The objective of this project was to determine bad vs. good credit rating
with different ML models.
This project was part of the "Hands on Machine Learning" course at Catholic University Eichstätt-Ingolstadt. The objective was to determine bad vs. good credit rating
. As the data set stated:
It is worse to class a customer as good (0) when they are bad (1), than it is to class a customer as bad when they are good (1). (FP worse than FN!!) It was important for us to classify the bad credit ratings accuratly.
Our objectives
with this project were:
- Create a model that predicts the target value if a new sample has a 'good' or 'bad' credit rating.
- Most important features for credit rating? Reliability.
- Can forward/backward selection improve the performance of the model?
- How well are regression models performing with the categorical data (1hotEncoding)?

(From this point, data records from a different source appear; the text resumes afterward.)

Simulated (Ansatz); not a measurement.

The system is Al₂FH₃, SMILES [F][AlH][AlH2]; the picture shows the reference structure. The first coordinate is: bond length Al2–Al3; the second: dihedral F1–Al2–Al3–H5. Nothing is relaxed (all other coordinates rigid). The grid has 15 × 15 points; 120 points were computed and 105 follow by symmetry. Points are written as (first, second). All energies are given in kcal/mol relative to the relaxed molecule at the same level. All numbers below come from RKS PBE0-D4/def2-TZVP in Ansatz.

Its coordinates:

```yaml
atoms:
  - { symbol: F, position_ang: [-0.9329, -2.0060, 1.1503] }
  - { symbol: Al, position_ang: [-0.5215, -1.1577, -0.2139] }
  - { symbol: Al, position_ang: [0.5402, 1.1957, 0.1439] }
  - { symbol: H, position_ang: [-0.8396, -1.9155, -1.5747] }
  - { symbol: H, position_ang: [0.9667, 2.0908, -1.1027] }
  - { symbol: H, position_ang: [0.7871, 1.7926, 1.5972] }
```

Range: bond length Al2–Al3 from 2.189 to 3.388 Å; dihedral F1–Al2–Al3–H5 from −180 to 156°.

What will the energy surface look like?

We implemented the ML models with ColumnTransformers
and Pipelines
.
Contains data about people who applied for a loan (e.g.: credit history, purpose of the loan, employment status), and whether the bank deemed them to be a “good” or “bad” credit risk
- instances: 1,000
- features: 20
Data Source from UC Irvine Machine Learning Repository
Please install the environment.yml file as follows:
conda env create -n ENVIRONMENTNAME -f environment.yml
It is important to run all notebooks in following order (to access the variables saved in the Jupyter Notebook kernel):
- Data_Understanding.ipynb
- Data_Preparation.ipynb
- Modelling.ipynb